The opinion in Morland-Jones v. Taerk has to be read to be fully appreciated—it's an outstanding example of its category. That category being something like, "Opinions by Canadian Judges Who Think the Parties Are Being Ridiculous and Enjoy Telling Them So in Humorous Terms." (One previous example here.) It is also an example of the sort of utterly ridiculous case that so often arises out of a petty dispute between neighbors.

The parties, two couples who live next door to each other, "do not seem to like each other," Morgan wrote with true Canadian understatement. They have in fact hated each other for years. Two of plaintiffs' 11 security cameras point at the defendants' front door and yard, and plaintiffs record everything they do. This was clear from the video that plaintiffs brought to the hearing on their motion for injunctive relief. For example, "the hearing before me started off with … a short excerpt from security footage shot by the Plaintiffs several years ago, in which Ms. Taerk is seen performing a 'poop and scoop' after a dog did its business on her front lawn." Her crime, it appears, was in disposing of said poop in the plaintiffs' trash can rather than the defendants' own. But as the court pointed out, "there is no claim for pooping and scooping into the neighbour's garbage can…."

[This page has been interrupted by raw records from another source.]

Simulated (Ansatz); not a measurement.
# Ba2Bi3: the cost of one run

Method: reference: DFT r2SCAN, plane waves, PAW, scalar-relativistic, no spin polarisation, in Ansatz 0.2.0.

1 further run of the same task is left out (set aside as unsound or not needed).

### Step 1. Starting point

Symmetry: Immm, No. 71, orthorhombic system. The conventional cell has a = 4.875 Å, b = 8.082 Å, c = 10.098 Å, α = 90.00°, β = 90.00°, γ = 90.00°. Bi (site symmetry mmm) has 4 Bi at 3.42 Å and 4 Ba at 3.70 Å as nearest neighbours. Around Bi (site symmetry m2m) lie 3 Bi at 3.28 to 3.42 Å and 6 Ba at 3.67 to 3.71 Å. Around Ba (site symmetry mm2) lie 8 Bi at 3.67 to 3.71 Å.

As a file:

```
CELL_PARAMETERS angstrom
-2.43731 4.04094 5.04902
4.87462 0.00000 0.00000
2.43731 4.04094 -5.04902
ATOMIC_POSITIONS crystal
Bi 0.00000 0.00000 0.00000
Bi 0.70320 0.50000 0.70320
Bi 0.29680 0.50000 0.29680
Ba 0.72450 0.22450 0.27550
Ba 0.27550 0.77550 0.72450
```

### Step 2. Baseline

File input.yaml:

And "[t]he 'dog feces incident,' as counsel for the Plaintiffs calls it, is [the] high point of [Plaintiffs'] claim." (Emphasis added.)

The defendants had not been "entirely innocent," the court noted. They realize that the plaintiffs don't like to be recorded—though they record everyone else—and so defendants do precisely that, using cell phones and dictaphones and making sure that plaintiffs see them doing it. Oddly, Ms. Taerk denied she had actually taken any pictures, insisting that she had only been pretending to do so (to irritate them, that is). But of course that "explanation reflects more malevolence than what it attempts to exclude."

All in all, the parties' antics constituted "a repeated form of hijinks that could, if a sponsor were found, be broadcast and screened weekly, although probably limited to the cable channels high up in the 300s," Justice Morgan wrote.

"[A] court cannot order the Defendants to be nice to the Plaintiffs," he observed, and so "there is no serious issue to be tried in this action." In dismissing the case, he did not award costs to anyone, as "[e]ach side deserves to bear its own costs."

Really, I've only scratched the surface here. It's great stuff.

Justice Morgan was also in the news last year when he declared William Assaf a "vexatious litigant," hoping thereby to put an end to a 40-year, 30-lawsuit legal war between members of the same family as well as certain other unfortunates who, he wrote, "doubtless to their lasting regret, stumbled into the Assaf family maelstrom." That decision is probably also worth looking up.